If xy ≠ 0 and x^2y^2 − xy = 6, which of the following could be y in te

Question

If xy ≠ 0 and  x^2y^2 − xy = 6 , which of the following could be y in terms of x?

I. 1/(2x)
II. -2/x
III. 3/x

(A) I only
(B) II only
(C) I and II
(D) I and III
(E) II and III

v12345 · Accepted Answer

x^2y^2 − xy = 6

taking xy = a, we have 
 a^2 − a= 6 
=>  a^2 − a − 6 = 0

solving we get a = 3 or -2

if a = xy = 3, we have y = 3/x
if a = xy = -2, we have y = -2/x

Answer choice E

Bunuel · Answer

If xy ≠ 0 and  x^2y^2 − xy = 6 , which of the following could be y in terms of x?

I. 1/(2x)
II. -2/x
III. 3/x

(A) I only
(B) II only
(C) I and II
(D) I and III
(E) II and III

x^2*y^2-xy=6 ;

(xy)^2-xy-6=0 ;

(xy-3)(xy+2)=0 ;

Either  xy-3=0  and in this case  y=\frac{3}{x}  or  xy+2=0  and in this case  y=-\frac{2}{x} .

Answer: E.

avigutman · Answer

Video solution from Quant Reasoning: Subscribe for more: https://www.youtube.com/QuantReasoning? ... irmation=1 https://www.youtube.com/watch?v=tzTiumMNOS4

gurpreetsingh · Answer

take  xy= a

a^2 - a- 6=0

(a-3)*(a+2) = 0

=> either  a = 3  or  a = -2  => either  xy =3  or  xy = -2

Hence E

g4gmat · Answer

Backsolving.. I) y= 1/(2x) ==> xy = 1/2 substituting 1/4 - 1/2 <> 6.. LHS <> RHS II) y = - 2 / x xy = -2 .. subtituting in the equation. LHS = RHS III) y = 3/x ... xy = 3 substituting in the equation. LHS= RHS Hence E

camlan1990 · Answer

x^2y^2 − xy = 6 => (xy-3)(xy+2)=0

=> xy=3 or xy =-2

=> y=3/x or y = -2/x

Because the question is COULD BE TRUE, meaning that there exists the value of x: y=1/(2x) and x^2y^2 − xy = 6

=> 1/2x = -2/x or =3/x

=> 1=-4 or 1=6: WRONG

=> only II and III are TRUE

=> Ans: E

ScottTargetTestPrep · Answer

We are given the equation, (x^2)(y^2) – xy = 6, and, although it may not be obvious, the equation is a quadratic-format equation. Thus, our first step is to set the equation equal to zero. We then factor the left side and, finally, solve for xy.

(x^2)(y^2) – xy - 6 = 0

(xy – 3)(xy + 2) = 0

xy – 3 = 0 or xy + 2 = 0

xy = 3 or xy = -2

Since we need y in terms of x, we can isolate y in both of our equations.

y = 3/x or y = -2/x

Thus, the expressions in II and III are correct.

Answer: E

chetan2u · Answer

Hi,
  its a 700 level Q, BUT is literally begging you to make it a simpler Q by using substitution..  
we have an equation -  x^2y^2 − xy = 6  
we have tto find OUT of 3, which all will be values of y in terms of x..
 two ways- 
 1) factorize and then find answers
2) substitution, as we have our answers right in front of us and any value that fits in IS the answer..

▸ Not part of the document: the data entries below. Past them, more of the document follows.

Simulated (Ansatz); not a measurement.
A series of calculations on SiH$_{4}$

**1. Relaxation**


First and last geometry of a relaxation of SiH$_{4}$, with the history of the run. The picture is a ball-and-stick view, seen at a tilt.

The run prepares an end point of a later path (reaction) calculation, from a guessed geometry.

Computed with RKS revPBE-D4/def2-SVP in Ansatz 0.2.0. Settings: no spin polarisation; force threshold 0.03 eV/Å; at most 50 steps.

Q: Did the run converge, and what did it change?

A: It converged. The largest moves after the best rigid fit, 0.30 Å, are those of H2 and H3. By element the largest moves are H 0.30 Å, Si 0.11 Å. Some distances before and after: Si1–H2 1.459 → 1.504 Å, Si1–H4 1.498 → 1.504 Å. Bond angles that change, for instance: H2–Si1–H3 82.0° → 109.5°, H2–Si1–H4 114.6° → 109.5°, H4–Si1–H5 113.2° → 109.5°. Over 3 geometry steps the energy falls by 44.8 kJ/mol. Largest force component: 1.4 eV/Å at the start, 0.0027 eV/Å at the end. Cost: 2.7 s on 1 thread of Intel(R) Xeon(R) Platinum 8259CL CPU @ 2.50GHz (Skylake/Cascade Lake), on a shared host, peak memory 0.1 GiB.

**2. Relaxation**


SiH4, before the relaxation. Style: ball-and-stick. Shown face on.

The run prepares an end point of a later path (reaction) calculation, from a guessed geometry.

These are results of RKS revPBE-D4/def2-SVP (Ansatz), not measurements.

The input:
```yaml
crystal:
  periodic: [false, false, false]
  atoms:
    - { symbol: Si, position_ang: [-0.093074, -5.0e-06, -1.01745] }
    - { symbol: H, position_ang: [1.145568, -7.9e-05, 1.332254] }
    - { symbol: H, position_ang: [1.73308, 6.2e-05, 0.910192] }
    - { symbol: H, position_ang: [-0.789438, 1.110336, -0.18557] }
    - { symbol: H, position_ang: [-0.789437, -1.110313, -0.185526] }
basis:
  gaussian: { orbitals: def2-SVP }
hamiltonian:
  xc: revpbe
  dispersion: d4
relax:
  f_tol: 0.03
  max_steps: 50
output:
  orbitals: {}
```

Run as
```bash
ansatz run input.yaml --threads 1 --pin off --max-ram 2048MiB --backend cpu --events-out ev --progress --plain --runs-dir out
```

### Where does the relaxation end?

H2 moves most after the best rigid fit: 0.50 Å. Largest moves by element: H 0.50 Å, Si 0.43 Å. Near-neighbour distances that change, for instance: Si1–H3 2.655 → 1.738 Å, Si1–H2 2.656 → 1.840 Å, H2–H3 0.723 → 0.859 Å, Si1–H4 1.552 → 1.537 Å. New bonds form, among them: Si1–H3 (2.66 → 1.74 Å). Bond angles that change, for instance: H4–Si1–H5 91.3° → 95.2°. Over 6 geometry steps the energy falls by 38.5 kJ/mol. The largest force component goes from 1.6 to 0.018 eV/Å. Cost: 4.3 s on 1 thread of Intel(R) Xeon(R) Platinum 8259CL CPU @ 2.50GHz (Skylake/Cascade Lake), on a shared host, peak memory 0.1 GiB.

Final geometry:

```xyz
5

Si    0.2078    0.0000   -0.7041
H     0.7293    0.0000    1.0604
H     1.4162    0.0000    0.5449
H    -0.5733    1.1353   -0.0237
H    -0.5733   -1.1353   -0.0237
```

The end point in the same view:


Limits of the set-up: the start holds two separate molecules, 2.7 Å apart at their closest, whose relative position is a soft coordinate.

we can actually eliminate I at the first glance as it is giving us a 2 in denominator and hence LHS will become some fraction, but lets still try..

EQ -  x^2y^2 − xy = 6  
I. 1/(2x)...... x^2\frac{1}{2x}^2 − x\frac{1}{2x} = 6  .....  \frac{1}{4}-\frac{1}{2} = 6 ... NO
II. -2/x ....... x^2\frac{-2}{x}^2 − x\frac{-2}{x} = 6  .....  4-(-2) = 6 ..YES
III. 3/x ....... x^2\frac{3}{x}^2 − x\frac{3}{x} = 6  .....  9-3 = 6 ..YES

so II and III are correct
E

GMATinsight · Answer

x^2y^2 − xy = 6

i.e.  xy(xy − 1) = 6     
But 3*2 = 6
also, (-2)*(-3) = 6

therefore, xy = 3 or xy = -2

i.e. , y = 3/x or y=-2/x

Answer: option E

EMPOWERgmatRichC · Answer

Hi All,

This question is quirky in that it tests you on math rules and patterns that you probably know, but in ways that you're not used to thinking about...

We're told that neither X nor Y are equal to 0. We're also told that (X^2)(Y^2) - XY = 6. We're asked which of the following COULD be the value of Y in terms of X...

The first interesting thing about this question is the use of the word COULD....that word implies that there's MORE THAN ONE possible solution. 
The second interesting thing is that the 'term' (XY) can be factored out of the 'left side' of the equation. Normally, you look to factor our a single variable or number, but here, it's the product of two variables that you can factor out. Doing so gives us...

XY(XY - 1) = 6

While this looks complicated, there's an easy pattern here:

(number)(number - 1) = 6

Can you think of 2 numbers, that differ by 1, that you can multiply to get 6?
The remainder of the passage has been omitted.